Jun
15
“War, Inc.” Review
Filed Under Indies, Movies, Political Films
Last year, John Cusack starred in “Grace is Gone,” an indie film about a father whose wife was recently killed in Iraq, and he can’t find a way to tell his two daughters. So he takes them on an impromptu road trip, trying to avoid the issue altogether. I thought it was a very effective and original anti-war film. Of course the movie was largely ignored, even on the art house circuit. After all the movie was about something. American audiences don’t like that. Movies that have some artistic value interrupt people’s text-messaging.

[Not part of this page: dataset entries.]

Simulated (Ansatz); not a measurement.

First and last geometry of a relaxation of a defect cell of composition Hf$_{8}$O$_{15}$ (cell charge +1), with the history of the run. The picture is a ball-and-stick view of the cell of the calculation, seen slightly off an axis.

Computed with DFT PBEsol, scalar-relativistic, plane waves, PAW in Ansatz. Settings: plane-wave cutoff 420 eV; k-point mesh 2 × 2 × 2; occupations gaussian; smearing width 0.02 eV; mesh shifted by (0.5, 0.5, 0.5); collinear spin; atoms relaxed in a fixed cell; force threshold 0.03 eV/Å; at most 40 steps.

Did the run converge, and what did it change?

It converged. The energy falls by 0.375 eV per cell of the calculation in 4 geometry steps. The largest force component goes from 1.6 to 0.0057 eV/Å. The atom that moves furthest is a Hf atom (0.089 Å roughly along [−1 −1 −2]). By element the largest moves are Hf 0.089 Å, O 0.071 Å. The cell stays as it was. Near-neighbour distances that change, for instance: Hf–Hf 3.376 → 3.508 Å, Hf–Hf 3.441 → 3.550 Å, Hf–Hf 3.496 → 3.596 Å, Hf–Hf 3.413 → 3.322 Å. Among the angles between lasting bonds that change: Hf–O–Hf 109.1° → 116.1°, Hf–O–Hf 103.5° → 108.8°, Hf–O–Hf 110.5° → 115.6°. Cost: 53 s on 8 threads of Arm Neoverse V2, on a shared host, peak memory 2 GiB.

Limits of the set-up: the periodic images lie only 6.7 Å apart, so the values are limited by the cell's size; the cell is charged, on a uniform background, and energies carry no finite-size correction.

Cusack’s latest film — another anti-war piece, this time a satire called “War, Inc.” — opened in extremely limited release in New York and L.A. a few weeks ago. But this one has “legs,” as people in the know call it, and it’s quietly been finding an audience and expanding to additional cities amid all the sound and fury of the major summer releases. I finally caught it this afternoon and thought it was great.
No one plays an introspective, black-clad hitman quite like Cusack. In “War, Inc.,” we’re first introduced to his character Hauser while he’s doing a job in the Arctic Circle. When he’s not blowing people away, he drinks shots of tabasco sauce and has deep, meaningful conversations with his GPS system. These little nuances are what Cusack often brings to the table and makes them work brilliantly. At any rate, after a successful hit in the Great White North, Hauser sells his services to the ex-Veep (Dan Aykroyd playing Dick Cheney even better than Dick Cheney) and goes to the occupied country of Turaqistan, where he’s to assassinate an uncooperative oil baron.
Hauser poses as a trade show coordinator (the ongoing conflict in Turaqistan has been completely privatized), tasked with organizing the wedding of Middle Eastern songstress Yonica Babyyeah (Hilary Duff). Left-wing journo Natalie Hegalhuzen (Marisa Tomei) catches his interest, real-life sister Joan Cusack plays his high-strung liaison Marsha Dillon, and Ben Kingsley with a southern drawl and Bush’s odd gesticulations appears as Hauser’s former CIA boss.
This is sort of the “Airplane!” of anti-war films. Reporters are herded into a motion simulator theme park ride instead of being allowed outside the Green Zone to experience real combat; the “Viceroy” is personified by a giant, Big Brother-style screen with shifting images of American icons from Babe Ruth to John Wayne to Pam Anderson; military vehicles are covered with corporate logos like they’re something out of NASCAR. But these touches are organic, not at all like the bonk-on-the-head gags in the witless “Scary Movie” clones. As weird as things have gotten over the past eight years or so, “War, Inc.” doesn’t feel that far removed from our own reality. And that is what makes it so tragically funny.
I’m pleased that “War, Inc.” is showing some staying power on the art house circuit. It’s angry, and it’s clever, and it’s designed to piss off all the Right[-wing] people. I think it connects better with audiences than “Grace is Gone” because it’s a comedy. Audiences would rather laugh at our bass ackwards foreign policy than be made to feel all sad and crummy. I don’t know what that says about them, but as long as the movie gets people to use that lump of tissue between their ears, the filmmakers can declare mission accomplished…and mean it.